Even on the winning side, it is difficult to gauge when to sell. The great saying "let your winners run and cut your losers" is hardly helpful in this matter. If you had bought Amazon.com Inc. (AMZN, Financial), Apple Inc. (AAPL, Financial) or Alphabet Inc. (GOOG, Financial) at their initial public offerings and sold after a gain of 100%, you would have done well, but you would also have missed out on decades of future gains. This would not have been a physical loss, but the fear of missing out may push you to take on more risk and chase profits, seeking to vindicate your decision to sell.
What I am trying to say is selling is hard, no matter how much you have researched the opportunity in the first place.
Having a process in place
So what is the solution? Danny Kahneman’s "Thinking, Fast and Slow" contains a solution to this problem. Kahneman highlights the idea of system one and system two thinking. System one thinking is instinctive, while two thinking requires more processing.Â
Having a process or checklist to decide when to sell is critical in making sure you sell when the situation changes.

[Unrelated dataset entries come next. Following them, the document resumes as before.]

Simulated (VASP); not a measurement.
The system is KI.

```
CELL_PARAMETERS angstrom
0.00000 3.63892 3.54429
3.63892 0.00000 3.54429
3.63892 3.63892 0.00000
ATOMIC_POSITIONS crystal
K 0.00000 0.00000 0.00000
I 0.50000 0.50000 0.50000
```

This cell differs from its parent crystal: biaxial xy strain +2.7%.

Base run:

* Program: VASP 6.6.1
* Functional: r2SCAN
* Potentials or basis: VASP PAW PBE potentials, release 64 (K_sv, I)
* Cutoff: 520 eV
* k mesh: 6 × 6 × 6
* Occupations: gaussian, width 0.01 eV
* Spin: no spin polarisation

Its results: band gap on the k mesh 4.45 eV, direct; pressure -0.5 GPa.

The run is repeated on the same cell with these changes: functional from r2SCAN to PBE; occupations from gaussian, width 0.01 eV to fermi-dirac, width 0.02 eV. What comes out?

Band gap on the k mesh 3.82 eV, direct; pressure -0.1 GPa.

I believe three red flags indicate it is time to sell:
Management lies. As an ordinary shareholder, you are entirely dependent on management to make the right decisions. You have no say in the day-to-day running of the business. Therefore, it is imperative you trust the management. There is nothing that breaks down this relationship of trust more than lying. If management lies to investors, enriches itself at the expense of investors or fails to achieve what it set out to do, this is reason enough to sell. If you cannot trust management to look after the company as an investor, why would you own the stock? You would not co-own a restaurant with someone you knew was lying to you, so why would you do the same with a public company?
The investment case has changed. This criterion is a little hard to quantify, but ultimately it rests on your ability to put together a solid investment case before buying. If the investment thesis changes, and you cannot understand why, or what the company is trying to achieve is changing, it is time to get out.
You have found something better. Selling because you have discovered something better is a crucial part of investing. Sometimes an investment does not work out, which is just part of the process. Finding something better and moving on is also part of the process. Sometimes the new idea will offer more opportunity than the old, and using this discipline is a great way to clean up your portfolio and trade out of positions that have not lived up to expectations.
These are some guidelines on when it is best to sell a position.
On the other hand, you may be faced with a situation where you own a stock that is up 100% and you want to take profits, but do not know if you should. Here is some advice from legendary investor Philip Carret:
“It is very simple; buy good companies and sit on them. There are good well-managed companies, which are a relative handful. There are companies that have moderately good management, which at least are not going bankrupt but probably are not going to give their stockholders glowing returns. There are companies which are over-leveraged — they owe a lot of money and are skating along on thin ice; when things get tough they are going to go bankrupt. So the job of an investment manager is to pick the good [companies] and sit on [their stock for many years].
One of the great faults of investment analysts is to try to put limits on what they recommend. They say, for example, 'Here’s a stock selling at $12 [a share]. Sell at $18 a share.' That’s nonsense. If that’s all you expect out of it, leave it alone. If you buy it at $12 and you think it might double, one should feel comfortable in buying it. Probably the greatest performer in recent history is Berkshire Hathaway. [Berkshire Hathaway Inc., based in Omaha, Neb.] I bought the stock about 10 years ago at $400. Imagine how I’d feel if I sold it at $800. [It was recently selling at more than $24,000.] Why sell anything unless something goes wrong?"
Disclosure: The author owns no stocks mentioned.